The testimony, prima facie and unexplained, showed that the plaintiff was not the owner of the demand upon which suit was brought, and, therefore, unexplained and *Page 255 without any other testimony offered, upon it standing alone, the plaintiff was properly nonsuited, he having no cause of action. But it entirely failed to establish the other proposition of the defendant, to wit, that the present action was, in fact, brought and prosecuted for the benefit of John L. Requa; and upon this ground solely was he excluded as a witness.

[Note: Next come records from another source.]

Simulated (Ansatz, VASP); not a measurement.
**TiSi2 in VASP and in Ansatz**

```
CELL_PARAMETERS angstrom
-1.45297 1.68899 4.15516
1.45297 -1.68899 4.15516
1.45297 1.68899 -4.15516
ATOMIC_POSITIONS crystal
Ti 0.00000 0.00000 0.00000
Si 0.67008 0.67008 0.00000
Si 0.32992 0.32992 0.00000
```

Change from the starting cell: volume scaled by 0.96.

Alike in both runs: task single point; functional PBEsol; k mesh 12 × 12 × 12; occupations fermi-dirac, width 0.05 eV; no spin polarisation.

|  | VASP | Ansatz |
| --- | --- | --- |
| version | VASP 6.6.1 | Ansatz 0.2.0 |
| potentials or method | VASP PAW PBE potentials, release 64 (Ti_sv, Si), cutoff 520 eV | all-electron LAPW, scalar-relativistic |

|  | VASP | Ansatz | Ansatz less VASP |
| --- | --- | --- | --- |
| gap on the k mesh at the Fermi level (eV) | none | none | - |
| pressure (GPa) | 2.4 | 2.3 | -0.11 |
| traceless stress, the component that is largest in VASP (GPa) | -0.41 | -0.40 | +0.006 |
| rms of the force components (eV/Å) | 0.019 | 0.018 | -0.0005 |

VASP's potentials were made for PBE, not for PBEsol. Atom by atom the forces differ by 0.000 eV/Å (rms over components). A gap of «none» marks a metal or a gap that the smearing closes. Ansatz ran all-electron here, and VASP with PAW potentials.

It is to be observed, that the referee has found no such fact from the testimony offered to him. The plaintiff again offered said John L. Requa as a witness, for the purpose of proving that, at the time of the commencement of this suit, the plaintiff was the sole owner of the claim in suit, and that, at the time, the witness had no interest whatever in the claim, and that the witness did not, at the time, and never had, owned the claim, and that it never had been assigned to him. This was, in substance, an offer to show that the witness was not the person for whose immediate benefit the suit was prosecuted. By section 399 of the Code, as it then stood, he could only be excluded on the ground that he was the person for whose immediate benefit the suit was prosecuted. The testimony of the witness Hart in no degree tends to establish it. The existence of such fact must be the ground of exclusion; and it is unsound to assume it as the reason for the incompetency of the witness. It is begging the question to assume what has not been proved, and hold, thereupon, the witness to be incompetent. The foundation for his exclusion must first be laid.
We fail to see that, in this case, any legal ground for the exclusion of the witness was established. It is true that the declarations of the plaintiff showed that he was not the owner of the claim at a period some months anterior to the commencement of the suit, and that the witness Requa was, at that time, such owner. Such testimony, unexplained, showed, prima facie, that the plaintiff had no cause of action, and his declarations were competent to that point. But they in no way tended to establish the fact that the witness Requa was the person for whose immediate benefit the suit was prosecuted. If that assumption be correct, then, clearly, the declarations of Gilbert Requa, the assignor of the claim, made after the assignment, *Page 256 could not be used to defeat a recovery by John L. Requa, the assignee, if this suit was, in fact, prosecuted for his benefit. (Foster v. Beals, 21 N.Y., 247, and cases there cited.) On that assumption, this was a suit prosecuted by him and for his immediate benefit, for the recovery of a claim duly assigned and owned by him. In either aspect, therefore, in which the ruling of the referee is to be regarded, it must be held to be erroneous, and a new trial must be ordered, with costs to abide the event.